Postal workers at the Royal Mail are to each be given bonuses of £1,074 after the mail service announced record annual profits of £537m.
Royal Mail directors are set to receive a total of almost £10m – with Tony McCarthy, director for people and organisational development, reportedly in line for £1.34m. Chief executive Adam Crozier was paid more than £2.5m last year.
Over the past 12 months the state-owned operator made more than £2m a day in profits, compared with losses of more than £1.5m a day three years ago.
The £537m profit was a 144% rise on the previous year’s £220m. Yet Royal Mail’s Post Office subsidiary continued to make a loss, posting a deficit of £110m.

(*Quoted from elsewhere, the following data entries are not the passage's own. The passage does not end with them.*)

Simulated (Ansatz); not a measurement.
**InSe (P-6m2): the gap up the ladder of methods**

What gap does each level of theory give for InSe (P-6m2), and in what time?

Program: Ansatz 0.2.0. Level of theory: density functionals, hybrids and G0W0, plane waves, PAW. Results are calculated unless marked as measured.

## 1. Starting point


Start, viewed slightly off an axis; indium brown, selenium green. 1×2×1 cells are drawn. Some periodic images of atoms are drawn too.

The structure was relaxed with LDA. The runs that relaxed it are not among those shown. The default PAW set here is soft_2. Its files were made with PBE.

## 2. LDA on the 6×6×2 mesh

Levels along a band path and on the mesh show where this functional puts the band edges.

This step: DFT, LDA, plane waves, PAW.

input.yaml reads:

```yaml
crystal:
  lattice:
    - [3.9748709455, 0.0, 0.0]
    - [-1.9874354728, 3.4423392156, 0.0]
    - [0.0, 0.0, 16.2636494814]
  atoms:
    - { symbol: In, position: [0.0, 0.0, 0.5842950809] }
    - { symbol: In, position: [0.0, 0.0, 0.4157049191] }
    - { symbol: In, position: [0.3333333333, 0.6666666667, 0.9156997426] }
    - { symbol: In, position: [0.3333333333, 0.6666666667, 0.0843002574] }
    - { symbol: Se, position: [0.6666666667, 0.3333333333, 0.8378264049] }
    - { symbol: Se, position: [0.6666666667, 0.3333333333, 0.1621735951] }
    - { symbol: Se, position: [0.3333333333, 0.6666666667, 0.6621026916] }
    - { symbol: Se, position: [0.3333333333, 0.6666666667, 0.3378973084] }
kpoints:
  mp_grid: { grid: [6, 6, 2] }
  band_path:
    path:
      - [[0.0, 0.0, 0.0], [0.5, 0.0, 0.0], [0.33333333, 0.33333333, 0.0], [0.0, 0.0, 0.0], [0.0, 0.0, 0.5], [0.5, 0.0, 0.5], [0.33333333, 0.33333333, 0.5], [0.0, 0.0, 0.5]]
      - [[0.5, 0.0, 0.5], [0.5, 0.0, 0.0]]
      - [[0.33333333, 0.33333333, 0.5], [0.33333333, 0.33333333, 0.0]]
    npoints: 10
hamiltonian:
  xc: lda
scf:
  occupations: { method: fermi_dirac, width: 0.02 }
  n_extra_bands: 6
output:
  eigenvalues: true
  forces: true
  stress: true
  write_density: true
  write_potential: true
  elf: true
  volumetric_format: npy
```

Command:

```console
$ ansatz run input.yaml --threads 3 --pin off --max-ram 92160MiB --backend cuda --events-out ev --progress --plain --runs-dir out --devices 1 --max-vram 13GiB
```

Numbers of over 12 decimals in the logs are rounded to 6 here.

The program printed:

Since Royal Mail started a turnaround plan three years ago, more than 33,000 jobs have been cut at the organisation, while 2,500 urban Post Offices have closed.
Earlier this year, Personnel Today revealed that Royal Mail has reduced its HR spend by £57m in two years. As part of the overhaul, the HR team has been slashed from 3,700 to 2,400 people, through 1,400 job cuts and 100 new appointments. The HR to employee ratio has improved from 1:75 to 1:130.
Royal Mail’s chairman, Allan Leighton, said: “Postmen and women have achieved a fantastic turnaround. They will now deservedly get a Share in Success payment of £1,074 amounting to £218m of the company’s profit. It’s one of the biggest profit shares with employees in UK corporate history.”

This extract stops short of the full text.